## Regular Encoding of Binary Trees

A couple of months ago, a question on cstheory.SE asked whether there is a regular encoding of binary trees. My immediate gut feeling was: no way! Binary trees are equivalent to Dyck words and the language of those is not regular1.

I was able to back this feeling with an approach using generating functions. I showed that the number of binary trees with $$n$$ nodes does not have a rational generating function; as all regular languages have rational structure functions, I claimed that this shows that binary trees can not be encoded with a regular language. This argument turned out to be somewhat fishy or incomplete since an encoding does not have to map all trees of size $$n$$ to encodings of size $$f(n)$$; at this point, the counting argument breaks down.

In fact, bijections from binary trees to any infinite regular language exist as both countable. You can even argue that there have to be computable ones as both sets are recursively enumerable. Just enumerate both sets simultaneously one at a time; once you see the input in one set, the current element from the other set is your output. This approach does not guarantee a “nice” encoding, though.

Aryeh came forward and proposed a way to associate any string over some alphabet with a binary tree. The idea is to list the nodes in breadth-first traversal order and mark missing children by $$0$$. This establishes a well-defined2 regular encoding with “nice” properties, i.e. it is concise and efficiently computable in both directions. It is not bijective, though, as every tree has infinitely many representations3.

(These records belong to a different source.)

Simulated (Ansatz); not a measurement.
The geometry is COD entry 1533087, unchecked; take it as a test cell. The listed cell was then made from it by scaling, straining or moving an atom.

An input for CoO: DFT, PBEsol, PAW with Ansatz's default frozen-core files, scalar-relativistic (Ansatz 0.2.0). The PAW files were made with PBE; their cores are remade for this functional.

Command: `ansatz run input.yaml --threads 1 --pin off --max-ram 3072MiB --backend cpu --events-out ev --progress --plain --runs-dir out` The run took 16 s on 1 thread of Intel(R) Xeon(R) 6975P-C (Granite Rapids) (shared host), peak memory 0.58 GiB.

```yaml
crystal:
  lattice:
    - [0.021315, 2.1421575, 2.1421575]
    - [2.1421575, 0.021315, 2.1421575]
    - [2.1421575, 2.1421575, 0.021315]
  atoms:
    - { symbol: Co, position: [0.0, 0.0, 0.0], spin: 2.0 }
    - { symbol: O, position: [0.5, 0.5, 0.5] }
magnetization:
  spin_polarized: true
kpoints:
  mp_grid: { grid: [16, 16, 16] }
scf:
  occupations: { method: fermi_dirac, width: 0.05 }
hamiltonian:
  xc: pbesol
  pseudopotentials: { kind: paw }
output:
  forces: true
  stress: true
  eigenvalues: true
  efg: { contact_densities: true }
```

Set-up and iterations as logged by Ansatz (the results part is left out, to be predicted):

So, what is going on here? Does the computational complexity of encodings depend more on the properties you want them to have than on the structure of the encoded construct? Is bijectivity a necessary requirement for an encoding? It seems that dropping bijectivity enables you to find much easier representations for certain sets; is this a general phenomenon? Can you characterise the impact of readability on encoding complexity?

1. Easily shown with Pumping Lemma for regular languages.
2. If we map each tree to its shortest encoding.
3. After all branches are closed off with $$0$$, you can add as many additional symbols to the encoding as you wish without changing the encoded tree.